Last week, Magistrate Judge Beeler in the Northern District of California certified a class of purchasers of cosmetics marketed as “organic” by The Hain Celestial Group, Inc.

In so doing, Judge Beeler weighed in on several hot spot issues for class certification, including ascertainability, consumer reliance and class-wide damages models. Her determinations seem generally in keeping with the plaintiff-happy class action climate in California, as courts recently seem reticent to deny class certification.

Background

On June 22, 2011, plaintiffs Rosminah Brown and Eric Lohela filed a lawsuit alleging that several different Avalon Organics and Jason cosmetic products (manufactured and marketed by Hain) were falsely advertised, marketed, and sold as organic. The complaint relies heavily on the California Organic Products Act of 2003, which requires cosmetics to be made of at least 70% organic ingredients in order to be marketed as “Organic.”
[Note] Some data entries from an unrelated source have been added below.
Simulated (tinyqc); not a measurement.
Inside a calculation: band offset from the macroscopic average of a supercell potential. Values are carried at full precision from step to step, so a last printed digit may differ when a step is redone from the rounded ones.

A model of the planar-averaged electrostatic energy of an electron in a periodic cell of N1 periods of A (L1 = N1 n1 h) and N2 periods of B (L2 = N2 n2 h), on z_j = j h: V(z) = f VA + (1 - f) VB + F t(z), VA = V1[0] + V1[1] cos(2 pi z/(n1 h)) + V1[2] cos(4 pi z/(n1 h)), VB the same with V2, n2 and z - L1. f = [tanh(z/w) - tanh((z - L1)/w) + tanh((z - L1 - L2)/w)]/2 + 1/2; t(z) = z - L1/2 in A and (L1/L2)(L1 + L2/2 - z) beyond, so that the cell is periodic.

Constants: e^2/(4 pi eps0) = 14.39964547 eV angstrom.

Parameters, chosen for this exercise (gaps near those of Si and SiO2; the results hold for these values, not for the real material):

Plaintiffs claimed that substantially less than 70 percent of the ingredients of several cosmetic products purchased in 2009 from both lines were certified organic, and filed suit.

Ascertainability

Judge Beeler kept on the seeming trend of California courts in refusing to apply Carrera, and finding that self-identification of class members was enough to ascertain a class.

Citing the recent decision in Lilly v. Jamba Juice, Judge Beeler expressed concerns that requiring purchasers of small-ticket items to retain receipts effectively guts the social benefits of class actions, namely, providing a vehicle for legal redress that would be prohibitively expensive for individual purchasers of small items.

Finding that the say-so of class members was enough, the court held that where individual claims are small, a simple affidavit can be sufficient to establish membership. The court also noted the additional check of a fixed damages amount that would not change based on the number of claimants, which Judge Beeler claimed was preferable to “awaiting a world of individual claimants who drive the defendant’s bill higher with every new ‘Me, too’ that rings in.”

Although we have expressed concerns that capped damages amounts coupled with largely unchecked entry into a class can result in diluted class action awards, Judge Beeler did not address this potential problem.

Consumer reliance

Attempting to avoid certification, Hain argued that plaintiffs failed to demonstrate materiality, reliance and causation for the “organic” representations because consumers may have purchased the cosmetics for reasons other than “organic” statements, i.e., that the products contain no parabens or are not tested on animals.

Rejecting this argument, Judge Beeler held that just because consumers may consider other representations on a product does not mean that they also did not take organic into account when purchasing the product. Notably, the court stated that there can be multiple material traits that, when combined, cause consumers to purchase a product.

This conclusion could be problematic, as it weakens defendants’ ability to argue that other material factors were the “main” reason for purchasing a product (thereby negating reliance). Consumer surveys identifying more important reasons for purchase could be rendered less-than-helpful if courts find that all representations, taken in conjunction, contribute to a consumer’s purchasing decision.

Classwide damages

Judge Beeler also found that plaintiffs had sufficiently proposed a class-wide damages model, thereby satisfying Comcast demands.

The court rejected Hain’s challenge that the expert had not actually performed any of the damages calculations proposed in his model, noting that Rule 23 only required plaintiffs to “determine whether there is an acceptable class-wide approach, not actually calculate under that approach before liability is established.”

Perhaps most troubling, at least to the defense bar, is Judge Beeler’s summary dismissal of Hain’s concern that the damages model failed to include any subtraction for consumers who were actually satisfied with the products. Aside from distinguishing case law cited by Hain, which she said was an example of faulty sampling, the court simply concluded that there was no sampling in plaintiffs’ damages models and, therefore, the models were acceptable.

There was no discussion of why a damages model that does not subtract satisfied customers is sufficient for class certification―a head-scratcher to say the least.